This CLE webinar will offer policyholder advocates better ways to think about and frame insurance coverage disputes for improved outcomes. The panel will suggest arguments, techniques, and practices that help counsel find more and better support for their policy language interpretations--sometimes in unusual places--when an insurer challenges or denies coverage.

Faculty

Description

Insurance policies are complicated documents, and businesses may have multiple policies, including both primary and excess policies. Counsel seeking coverage will want to scrutinize the policies and the insurer's coverage position from many different angles. Carrying the insurer's argument all the way through to its logical or illogical conclusion may underscore why it fails.

Policyholder counsel will want to scour every available insurer-side writing that bears on coverage, not just the policy itself. Much can be gleaned from prior cases dealing with the same language, prior decisions by the judge on the case, the history of the policy language or exclusion, intra-insurer communications, letters, guidelines, and more.

The newest tool could be generative AI. One Eleventh Circuit judge has suggested generative AI might be a useful tool for ascertaining the ordinary meaning of certain words or phrases. Counsel will want to consider the pros and cons of this new technology and also whether the court might do so.

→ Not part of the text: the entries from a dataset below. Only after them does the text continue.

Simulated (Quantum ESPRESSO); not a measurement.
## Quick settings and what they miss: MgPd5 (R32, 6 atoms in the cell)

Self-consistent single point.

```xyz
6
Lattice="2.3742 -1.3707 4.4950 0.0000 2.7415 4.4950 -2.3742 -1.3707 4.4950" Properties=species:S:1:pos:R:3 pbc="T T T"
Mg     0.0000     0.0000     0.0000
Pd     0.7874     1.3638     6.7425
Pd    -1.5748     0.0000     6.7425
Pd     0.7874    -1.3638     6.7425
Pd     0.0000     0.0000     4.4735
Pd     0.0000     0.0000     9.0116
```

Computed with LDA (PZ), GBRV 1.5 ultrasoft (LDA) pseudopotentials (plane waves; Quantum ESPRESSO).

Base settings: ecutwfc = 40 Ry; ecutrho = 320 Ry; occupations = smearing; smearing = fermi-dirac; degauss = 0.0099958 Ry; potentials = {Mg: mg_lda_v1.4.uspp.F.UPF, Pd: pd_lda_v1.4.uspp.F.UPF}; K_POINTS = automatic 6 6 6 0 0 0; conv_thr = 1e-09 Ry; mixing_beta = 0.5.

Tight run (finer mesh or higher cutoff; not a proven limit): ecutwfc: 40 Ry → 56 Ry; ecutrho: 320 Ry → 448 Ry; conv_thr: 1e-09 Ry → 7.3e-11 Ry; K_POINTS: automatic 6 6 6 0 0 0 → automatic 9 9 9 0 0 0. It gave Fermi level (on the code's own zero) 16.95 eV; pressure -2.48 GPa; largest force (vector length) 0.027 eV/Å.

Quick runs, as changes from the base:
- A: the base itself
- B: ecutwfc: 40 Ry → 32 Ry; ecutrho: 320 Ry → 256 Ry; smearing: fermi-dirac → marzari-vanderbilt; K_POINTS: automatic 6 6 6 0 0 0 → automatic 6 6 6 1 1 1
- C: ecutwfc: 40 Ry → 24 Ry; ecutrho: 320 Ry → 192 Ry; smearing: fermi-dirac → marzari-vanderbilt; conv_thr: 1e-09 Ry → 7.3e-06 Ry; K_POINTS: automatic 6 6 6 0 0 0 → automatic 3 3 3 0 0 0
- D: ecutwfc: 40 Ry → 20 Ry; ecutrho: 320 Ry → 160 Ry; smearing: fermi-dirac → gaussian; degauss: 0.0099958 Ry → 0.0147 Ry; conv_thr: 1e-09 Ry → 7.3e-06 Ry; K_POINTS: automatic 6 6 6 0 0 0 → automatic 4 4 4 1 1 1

Listen as this panel of creative attorneys discusses strategies and techniques for making the best policyholder arguments and better ways of thinking about and framing insurance-related disputes.

Outline

  1. How to identify non-obvious policies with potential coverage
  2. Using the policy to bolster coverage arguments
  3. Using insurer-drafted materials to argue for coverage
  4. Rebutting insurer arguments against coverage

Benefits

The panel will review these and other key issues:

  • What overlooked or unusual documents from insurers are often helpful in making the case for coverage, and can a policyholder get them when they need them?
  • What are the best methods for distinguishing insurer case law?
  • Should AI in any form be used to determine the meanings of words or phrases?